A Lesson Mrs Pirate Never Absorbed

Recently, I recounted how, as a young journalist, I had been ordered to drive through a Category 4 cyclone to report for work by a boss I described as an addition to the Holy Trinity – God the Editor. Some Quadrant commenters suggested I could just have laughed down the phone and refused outright. But those were different times, Labor’s current controversial Closing the Loopholes Bill with its “right to disconnect” was as unimaginable as life on Mars. Simply put, with a mortgage and a pregnant young wife to care for, I would have been looking for a new career.

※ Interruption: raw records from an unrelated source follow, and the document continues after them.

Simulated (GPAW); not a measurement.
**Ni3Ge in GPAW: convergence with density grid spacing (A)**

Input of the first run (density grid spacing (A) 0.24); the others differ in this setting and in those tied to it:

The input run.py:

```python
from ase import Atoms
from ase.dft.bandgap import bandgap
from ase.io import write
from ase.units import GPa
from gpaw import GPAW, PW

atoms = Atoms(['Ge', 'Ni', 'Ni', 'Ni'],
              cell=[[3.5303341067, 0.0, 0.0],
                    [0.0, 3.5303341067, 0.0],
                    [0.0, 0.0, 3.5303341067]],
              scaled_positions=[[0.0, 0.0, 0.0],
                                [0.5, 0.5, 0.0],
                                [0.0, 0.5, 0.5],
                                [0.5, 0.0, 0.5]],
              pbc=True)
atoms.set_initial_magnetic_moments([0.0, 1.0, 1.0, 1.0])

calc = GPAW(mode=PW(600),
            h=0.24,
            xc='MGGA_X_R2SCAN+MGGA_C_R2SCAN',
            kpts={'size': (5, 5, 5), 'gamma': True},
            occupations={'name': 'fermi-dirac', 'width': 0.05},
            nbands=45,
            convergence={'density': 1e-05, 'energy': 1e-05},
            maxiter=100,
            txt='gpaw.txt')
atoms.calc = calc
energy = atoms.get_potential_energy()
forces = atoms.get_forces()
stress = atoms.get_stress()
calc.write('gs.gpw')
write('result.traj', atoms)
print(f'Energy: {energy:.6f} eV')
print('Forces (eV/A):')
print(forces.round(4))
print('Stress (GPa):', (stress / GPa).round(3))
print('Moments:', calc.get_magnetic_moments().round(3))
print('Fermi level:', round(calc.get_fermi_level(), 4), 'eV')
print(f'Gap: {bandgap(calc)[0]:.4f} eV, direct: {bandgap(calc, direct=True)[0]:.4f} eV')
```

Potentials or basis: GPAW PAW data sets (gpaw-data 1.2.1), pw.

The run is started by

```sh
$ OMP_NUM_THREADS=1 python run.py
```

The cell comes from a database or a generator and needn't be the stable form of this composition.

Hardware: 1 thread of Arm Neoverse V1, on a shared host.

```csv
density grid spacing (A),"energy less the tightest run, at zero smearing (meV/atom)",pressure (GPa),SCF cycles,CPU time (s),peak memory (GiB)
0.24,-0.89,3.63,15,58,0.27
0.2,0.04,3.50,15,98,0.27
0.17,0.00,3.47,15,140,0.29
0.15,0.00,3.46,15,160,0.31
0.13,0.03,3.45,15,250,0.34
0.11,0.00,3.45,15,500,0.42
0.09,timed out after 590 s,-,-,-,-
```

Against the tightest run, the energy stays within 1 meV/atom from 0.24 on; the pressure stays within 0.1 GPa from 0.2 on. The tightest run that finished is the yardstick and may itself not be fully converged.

The God Editor was omnipotent, his commands to be obeyed at all costs, and I was but a mere junior reporter. But the Fourth Estate’s version of the Heavenly Trinity had some human frailties — a character flaw brought to mind  by the legal imbroglio surrounding the aborted Brittany Higgins/Bruce Lehrmann trial and subsequent defamation cases. Even as a cadet journalist I knew better than Lisa ‘Mrs Pirate’ Wilkinson (below with hanky-head hubby Peter FitzSimons) that, no matter what the legal advice, you never, ever comment on or report things that haven’t actually been discussed in open court. As I discovered in my first newspaper job, it’s a basic rule of which some senior players in the above cases seem to have been totally oblivious.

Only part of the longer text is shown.